AI of the beholder: Instead of destroying the arts, artificial intelligence will redeem them (Rina Furano, 11 May, 2025, The Critic)
This hysteria, while common, is by no means universal; some find this social flurry amusing, even exhilarating. Among musical conservatives and the younger generation of composers — groups with considerable overlap — hope is stirring. For decades, many have fruitlessly lamented the state of the classical music business in Europe: politically entrenched institutions, forced adhesion to atonality as the only accepted language of contemporary composition, cronyism, promotion of mediocre-but-concordant talent, systemic suppression of dissent and innovation. It seemed as if no human could ever change this; now it appears that technology will.

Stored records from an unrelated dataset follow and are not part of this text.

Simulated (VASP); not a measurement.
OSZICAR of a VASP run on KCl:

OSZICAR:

To those with traditional leanings, it is sweetly paradoxical that the modern anguish is most palpable in those who, for years, pretended to be the avant-garde: composers who forwent their own humanity by producing serial, aleatoric or fully electronic music. They are now the first in line to be automated away — by an artificial consciousness much more proficient in the creation of such soundscapes than they could ever hope to become. But they are not the only ones for the chop: All composers, living or dead, are up for a reckoning, and many will likely be rationalised away. Contrary to the ubiquitous doomsday predictions, this is good news — especially for aesthetic conservatives.